Indexing

Last Updated: 06 Jul 2022

Squiz Matrix keeps an index or a list of words, where each word appears and how often each word appears. For the Search Page, Search List, Search Folder and Quick Search to work, indexing needs to be turned on in the system.

Once it is turned on, assets will automatically be indexed when they are created or when a change to an asset is committed. By default, Squiz Matrix will index the attributes of the asset including its content as well as metadata values. You can turn indexing off for an asset type or fields within an asset type on the either the Asset Weights, Asset Tree Weights or Global Weights screen of the Search Manager. You can also change which words are indexed and how many characters a word must be before it is indexed on the Details screen of the Search Manager.  For more information on the Search Manager, refer to the Search Manager chapter in this manual.

Bookmarks

Turning Indexing On

To turn indexing on, go to the Details screen of the Search Manager. Change Indexing Status to On and click Commit. Indexing will be turned on for the system and any assets that are added and changed from now on will be indexed. Any assets that have been created previously, however, will not be indexed. To index these assets you will need to re-index the system.

Re-indexing the System

To re-index the system, go to the Details screen of the Search Manager. Select Reindex all assets in the system and click Commit. The system will re-index all assets in the system.

Alternatively, if you only want to re-index a certain part of the system, select the parent asset in the Root Node field under the Re-index Assets section and click Commit.

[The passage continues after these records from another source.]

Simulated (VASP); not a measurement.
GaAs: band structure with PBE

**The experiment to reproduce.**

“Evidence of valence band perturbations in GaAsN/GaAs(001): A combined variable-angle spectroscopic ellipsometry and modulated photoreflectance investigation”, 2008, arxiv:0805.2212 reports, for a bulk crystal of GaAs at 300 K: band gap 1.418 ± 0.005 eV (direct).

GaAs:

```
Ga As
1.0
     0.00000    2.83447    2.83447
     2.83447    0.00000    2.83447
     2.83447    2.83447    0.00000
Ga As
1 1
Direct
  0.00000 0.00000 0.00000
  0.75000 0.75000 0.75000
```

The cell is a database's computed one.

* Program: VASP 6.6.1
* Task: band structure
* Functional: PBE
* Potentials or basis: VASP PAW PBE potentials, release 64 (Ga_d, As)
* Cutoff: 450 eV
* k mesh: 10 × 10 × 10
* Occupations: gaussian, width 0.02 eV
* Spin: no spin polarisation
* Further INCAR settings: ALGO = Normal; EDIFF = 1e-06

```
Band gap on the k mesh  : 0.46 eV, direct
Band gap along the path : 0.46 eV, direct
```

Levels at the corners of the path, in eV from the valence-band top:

Whenever you change any of the settings on the Search Manager, you will need to perform a re-index. If you do not perform a re-index, the changed will not affect your search results.

Re-indexing the System from the Server

To re-index the system from the server you can run the reindexSearchIndex.php script, which is in  <system_root>/packages/search/scripts, where <system_root> is the location of the Squiz Matrix system you are using.

The script accepts up to three parameters, the first of which is required:

php packages/search/scripts/reindexSearchIndex.php PATH_TO_SYSTEM_ROOT ROOT_NODE_IDS BATCH_SIZE

  • PATH_TO_SYSTEM_ROOT is a required parameter that sets the path on the server where Matrix is installed.
    In the example below, the user has already moved into the system root directory and  is executing the script within the directory by passing `pwd` in as the first parameter.
  • ROOT_NODE_IDS is  an optional parameter that lets you pass a comma-separated list of root node IDs.
    An example of  valid parameter values for this parameter is  11,55,66 or a single value such as 11. If you do not pass any IDs the script will prompt you to reindex the entire system.
  • BATCH_SIZE is an optional parameter that will only work if ROOT_NODE_IDS is also passed. This parameter lets you define the batch size if you need to run the script in chunks.
    The default value is 100 and there is no upper limit.
    Any values less than 0 will reset the batch size to 100.
    This parameter is an advanced option and should be used with care: the default value is recommended.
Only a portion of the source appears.